In a dramatic about-face that will boost President Serzh Sarkisian’s reelection chances, Prosperous Armenia Party (BHK) leader Gagik Tsarukian said on Wednesday that he will not stand as a candidate in the upcoming presidential election.
In a written statement, the BHK said Tsarukian announced his decision at an emergency meeting of the party’s governing body and parliamentary faction. It said this announcement led the meeting to decide that the BHK will not field a presidential candidate or support any other contender in the election scheduled for February 18.
The statement did not specify the reasons for the move given by Tsarukian. It said only that the tycoon thanked his allies for their “unconditional support and trust.”
Commenting on the development, BHK spokesman Tigran Urikhanian said Armenia’s second largest parliamentary forces is only keen to make Armenians better off. “No positions, including the post of president, can be a priority for us,” Urikhanian told RFE/RL’s Armenian service (Azatutyun.am). “Prosperous Armenia has other priorities and will not deviate from the path leading to them.”
“You should also bear in mind that the nomination or non-nomination of a leader is his personal decision,” he said, adding that the BHK decided not to endorse other presidential candidates “out of expediency.”
Tsarukian was widely expected to run for president until his unexpected weekend meeting with President Serzh Sarkisian. None of its details were officially made public.
Some Armenian media outlets reported earlier this week that Tsarukian came under strong pressure from Sarkisian and decided not to challenge the president’s reelection bid after the meeting. The BHK dismissed those claims.
Urikhanian insisted that Tsarukian was not forced to quit the presidential race. “Pressuring the BHK would mean trying to suppress people’s hope to see a prosperous Armenia,” he said.
Tsarukian’s exit from the race is certain to solidify Sarkisian’s status as the election favorite. Only one major opposition politician, Raffi Hovannisian of the Zharangutyun (Heritage) party, has nominated his presidential candidacy so far.
Tsarukian pledged support for Sarkisian’s reelection in a joint declaration signed with the president in February 2011. His party was represented in Armenia’s coalition government by four ministers at the time.
Tsarukian called that agreement into question in September 2011, sparking renewed tensions between the BHK and Sarkisian’s Republican Party of Armenia (HHK). They culminated in the BHK’s withdrawal from the ruling coalition following the May 2012 parliamentary elections.

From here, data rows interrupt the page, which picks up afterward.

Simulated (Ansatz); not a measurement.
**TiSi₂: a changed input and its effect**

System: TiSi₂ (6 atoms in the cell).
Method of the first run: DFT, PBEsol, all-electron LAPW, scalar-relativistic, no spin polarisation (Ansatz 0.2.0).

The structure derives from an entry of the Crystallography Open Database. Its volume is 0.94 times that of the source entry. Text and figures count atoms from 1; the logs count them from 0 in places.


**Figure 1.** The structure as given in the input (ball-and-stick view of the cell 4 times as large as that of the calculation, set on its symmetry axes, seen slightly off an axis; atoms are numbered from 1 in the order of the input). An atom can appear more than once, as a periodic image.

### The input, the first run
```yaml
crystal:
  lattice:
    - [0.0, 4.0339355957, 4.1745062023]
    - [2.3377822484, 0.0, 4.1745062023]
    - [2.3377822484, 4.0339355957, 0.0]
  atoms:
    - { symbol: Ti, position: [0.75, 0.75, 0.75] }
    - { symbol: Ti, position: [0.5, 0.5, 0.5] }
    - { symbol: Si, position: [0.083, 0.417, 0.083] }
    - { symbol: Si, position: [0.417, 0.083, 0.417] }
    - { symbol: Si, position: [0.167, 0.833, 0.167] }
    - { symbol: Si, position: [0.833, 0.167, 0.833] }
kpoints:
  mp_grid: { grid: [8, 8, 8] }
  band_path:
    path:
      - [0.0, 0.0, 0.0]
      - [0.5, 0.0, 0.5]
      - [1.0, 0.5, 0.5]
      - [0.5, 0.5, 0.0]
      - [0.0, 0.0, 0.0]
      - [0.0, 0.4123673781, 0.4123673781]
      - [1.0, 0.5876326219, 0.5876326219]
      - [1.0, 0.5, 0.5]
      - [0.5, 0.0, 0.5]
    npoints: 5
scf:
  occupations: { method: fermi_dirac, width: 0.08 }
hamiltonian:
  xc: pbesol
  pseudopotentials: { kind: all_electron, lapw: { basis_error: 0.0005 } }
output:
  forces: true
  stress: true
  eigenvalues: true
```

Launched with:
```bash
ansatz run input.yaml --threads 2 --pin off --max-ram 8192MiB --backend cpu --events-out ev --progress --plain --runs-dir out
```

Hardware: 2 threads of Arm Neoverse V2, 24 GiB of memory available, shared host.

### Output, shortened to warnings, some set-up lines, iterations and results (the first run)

The BHK has since stepped up its criticism of the government and increasingly hinted at Tsarukian’s intention to challenge the incumbent in the election. His senior associates stated throughout last month that the dominant view among BHK members is that he should run for president. Tsarukian said on November 21 that he has “already made a decision” but will not publicize it for now.
The announcement that the tycoon will not enter the fray after all was followed by an emergency meeting of the governing body of the Armenian National Congress (HAK). The opposition alliance led by Levon Ter-Petrosian, Sarkisian’s main challenger in the last presidential election, has courted the BHK in recent months in hopes of forming a united front against the government.
“Discussions over the new political situation are now continuing in the Armenian National Congress,” HAK spokesman Arman Musinian told RFE/RL’s Armenian service (Azatutyun.am) after the meeting. “The HAK will announce its final decision after summing up those discussions.”
Ter-Petrosian, who did not attend Wednesday’s meeting, has still not announced whether he will contest the forthcoming election. Observers have suggested that he will wait until Tsarukian clarifies his election-related plans to decide whether to join the race. Some of them have claimed that the HAK might endorse the BHK’s presidential candidate. Levon Zurabian, a top Ter-Petrosian aide, did not exclude last month that the two political forces will back the same candidate.